An introduction to Machine Learning

Khuyen Le
Khuyen Le
Feb 14 · 7 min read
Photo by Alex Knight on Unsplash

As you know, the applications of Machine learning appear everywhere in our life. For example, when you search for something in Google, based on Machine learning algorithms, it recommends to you the most performance results related to your keywords. Facebook, Youtube, Amazon also use recommendation systems for suggesting the users their products. Apple develops Machine learning algorithms for face and fingerprint recognition to activate your devices without using your password, … Thanks to Machine learning, our lives have become much more convenient.

In this article, we will study various types of Machine learning algorithms and their use-cases. The content of this article is divided into 3 parts:

  • What is Machine learning?
  • Why use Machine learning?
  • Types of Machine learning algorithms.

Let’s start!

I. What is Machine Learning?

In 1959, Arthur Samuel defined: “Machine Learning is the field of study that gives the computer the ability to learn without explicitly programmed”.

Definition of Machine learning by Arthur Samuel

In 1997, Tome Michel gave another definition of Machine learning which is more technical: “A computer program is said to learn from experience E with respect to some class of tasks T and performance measure P if its performance at tasks in T, as measured by P, improves with experience E”.

II. Why use Machine learning?

To see the importance of Machine learning, let consider an example of spam email recognition. For this problem, you first have to examine what a spam email looks like. You remark that it may contain many errors and links, or some words like “bank card”, “free”, “congratulation”, … After analyzing all possible characteristics, you have to write a program to detect them repeatedly for all emails. Therefore, your code will be very long and complicated to maintain. By contrast, the Machine learning technique studies automatically what characteristics are contained in a spam email, the code becomes much shorter and simpler to maintain. Furthermore, machine learning algorithms give us better results compared to the traditional ones.

In summary, there are some reasons why we should use Machine learning algorithms instead of traditional methods:

  • Machine learning algorithms are faster, require less computational power, and give better results compared to the traditional algorithms.
  • Machine learning techniques can find the solutions for some complicated problems while the traditional methods can not.
  • Fluctuating environments: Machine learning systems can adapt to new data.
  • Machine learning algorithms are good for the exploration of complicated problems with a large dataset.
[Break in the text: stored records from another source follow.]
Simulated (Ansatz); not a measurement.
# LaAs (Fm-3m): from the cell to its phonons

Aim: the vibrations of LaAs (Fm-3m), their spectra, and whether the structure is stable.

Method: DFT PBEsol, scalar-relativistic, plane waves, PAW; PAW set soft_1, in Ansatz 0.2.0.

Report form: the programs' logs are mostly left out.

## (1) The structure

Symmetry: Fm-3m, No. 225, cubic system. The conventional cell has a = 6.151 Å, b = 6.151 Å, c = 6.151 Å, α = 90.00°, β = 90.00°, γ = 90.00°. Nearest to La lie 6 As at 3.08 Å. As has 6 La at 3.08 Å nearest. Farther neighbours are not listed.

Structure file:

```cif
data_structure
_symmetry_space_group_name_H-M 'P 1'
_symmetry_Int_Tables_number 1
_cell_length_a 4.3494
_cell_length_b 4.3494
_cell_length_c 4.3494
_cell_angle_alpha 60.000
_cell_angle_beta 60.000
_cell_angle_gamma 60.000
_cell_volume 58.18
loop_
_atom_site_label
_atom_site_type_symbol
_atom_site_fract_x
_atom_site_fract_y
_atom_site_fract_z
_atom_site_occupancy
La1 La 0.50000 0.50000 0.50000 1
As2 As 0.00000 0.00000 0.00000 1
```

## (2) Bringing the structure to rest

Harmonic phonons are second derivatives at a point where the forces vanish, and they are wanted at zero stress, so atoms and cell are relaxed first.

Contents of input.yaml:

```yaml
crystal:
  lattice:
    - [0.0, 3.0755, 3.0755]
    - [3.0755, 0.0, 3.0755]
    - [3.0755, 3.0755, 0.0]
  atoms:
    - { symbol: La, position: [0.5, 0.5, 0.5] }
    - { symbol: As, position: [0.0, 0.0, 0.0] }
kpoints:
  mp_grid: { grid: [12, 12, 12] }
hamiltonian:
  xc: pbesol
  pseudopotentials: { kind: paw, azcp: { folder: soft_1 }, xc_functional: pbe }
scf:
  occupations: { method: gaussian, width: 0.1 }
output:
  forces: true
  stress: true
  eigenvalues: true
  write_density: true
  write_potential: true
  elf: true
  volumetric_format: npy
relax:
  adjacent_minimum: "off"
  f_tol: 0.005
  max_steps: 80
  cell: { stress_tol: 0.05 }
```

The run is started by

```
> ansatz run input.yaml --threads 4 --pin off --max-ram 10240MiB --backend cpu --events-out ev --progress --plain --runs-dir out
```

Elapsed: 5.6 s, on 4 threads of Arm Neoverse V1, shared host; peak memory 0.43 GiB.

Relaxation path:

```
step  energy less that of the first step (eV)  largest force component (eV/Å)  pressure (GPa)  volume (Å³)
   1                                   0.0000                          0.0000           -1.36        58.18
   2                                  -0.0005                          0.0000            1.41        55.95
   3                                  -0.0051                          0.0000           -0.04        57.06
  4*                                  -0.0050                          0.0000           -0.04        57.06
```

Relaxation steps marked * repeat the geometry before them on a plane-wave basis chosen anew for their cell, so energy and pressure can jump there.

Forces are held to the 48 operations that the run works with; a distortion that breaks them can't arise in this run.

Pleases notice that, for building a Machine Learning model, the number of data in the training set must be large enough so that the model can learn correctly. Sometimes, we have to feed the model with thousands of data to get high accuracy. The more various the data, the higher accuracy of the model. That is the reason why the data is so important for Machine Learning and the Data Science domain.

Andrew Ng: “It’s not who has the best algorithms that win. It’s who has the best data”.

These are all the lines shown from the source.